From the time she was 12 years old, Lois Curtis spent most of her teen and adult years in state-run institutions for people with disabilities.
After her repeated requests to live in the community were denied, she and another woman sued the state of Georgia in 1995. They won, the state appealed, and the case wound up in the U.S. Supreme Court.
The court's landmark decision declared that unnecessary institutionalization amounts to segregation and violated the Americans with Disabilities Act. The case has had nationwide implications, prompting Illinois and other states to re-evaluate how they support those with disabilities.
"Institutional placement of persons who can handle and benefit from community settings perpetuates unwarranted assumptions that persons so isolated are incapable or unworthy of participating in community life," the court wrote.
Curtis, 38, who is developmentally disabled, is now a budding artist and continues to push for disability rights. She is preparing for her first art show, which will feature her pastel and acrylic portraits of women.

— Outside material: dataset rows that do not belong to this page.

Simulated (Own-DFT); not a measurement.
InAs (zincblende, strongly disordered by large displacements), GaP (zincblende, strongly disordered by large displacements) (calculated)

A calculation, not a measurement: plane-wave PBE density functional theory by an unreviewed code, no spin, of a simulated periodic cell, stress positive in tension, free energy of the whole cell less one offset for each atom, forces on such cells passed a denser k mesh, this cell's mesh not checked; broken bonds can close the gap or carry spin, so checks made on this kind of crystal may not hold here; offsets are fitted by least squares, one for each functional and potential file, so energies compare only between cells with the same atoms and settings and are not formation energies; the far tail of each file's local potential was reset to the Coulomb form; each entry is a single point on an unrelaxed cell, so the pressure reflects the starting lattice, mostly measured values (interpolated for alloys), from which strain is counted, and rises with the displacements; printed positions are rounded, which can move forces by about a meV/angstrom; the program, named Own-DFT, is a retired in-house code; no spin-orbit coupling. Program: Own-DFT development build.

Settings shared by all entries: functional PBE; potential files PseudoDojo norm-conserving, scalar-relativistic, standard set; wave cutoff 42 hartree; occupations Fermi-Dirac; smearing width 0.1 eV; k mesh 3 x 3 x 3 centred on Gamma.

"She's an incredible person," said her employment coach, Jessica Long. "She's just full of life and full of joy."
Curtis will visit Springfield this week to take part in the Freedom Ride by the Campaign for Real Choice in Illinois, which stopped in Urbana Tuesday morning. About 30 people are on a four-day, 700-mile tour to push for an end to institutionalization of seniors and the disabled.
The Freedom Ride ends Thursday in Springfield, where advocates will urge legislators to pass the Community First Act. It would compel the state to spend money on support services allowing the disabled to live in their communities, rather than institutions or large group homes.
Barbara Pritchard of Urbana, who initiated the Freedom Ride with her husband, Lester, said research shows people with disabilities do much better when they're integrated into a social environment. Living alone or in small groups, with access to nursing care when needed, gives them privacy and a chance to be "part of a neighborhood."
"People with disabilities should be given the same opportunities to enjoy the same rights as any other citizen," she said. "There is a more effective alternative to large institutions and nursing homes."
Lester Pritchard is chairman of the Illinois Council on Developmental Disabilities, and Barbara Pritchard is former director of Persons Assuming Control of Their Environment, in Urbana.
Among the speakers was Bill Drake of Danville, who moved into his own apartment nearly five years ago. He worked with the Community Reintegration Program run by the independent living center Persons Assuming Control of their Environment, which has "liberated" 90 consumers in all, said coordinator Jack Delzell.
After a massive heart attack 10 years ago, Drake spent five months in intensive care and seven years in a nursing home. He admitted that moving out was "scary, very scary" at first, but "it's a great feeling once you get out on your own." He said both he and the community benefit, because he's now "a consumer, rather than a user."
From her home in Georgia, Curtis said it's unfair to force people to live in institutions if "they don't need to be there."
After the Supreme Court decision, Curtis was eager to leave the sheltered workshop where she'd been employed. Through a federal support program called Jobs for All, she landed a job at Target. But she soon found it wasn't right for her and decided to pursue her passion – art.
The federal program provided money to buy art supplies and brochures to get her business off the ground. She's sold some paintings and had her work in a number of shows.
"I love it," she said. "I'm doing my art pictures and I'm living in the community."
She's no longer in an institution, living now in a group home, but still hopes for a place of her own.
"It's better than where she was, but it's still not perfect. We still need some systems to change," Long said. "We have to make sure that people have the right to follow their dreams and contribute to society."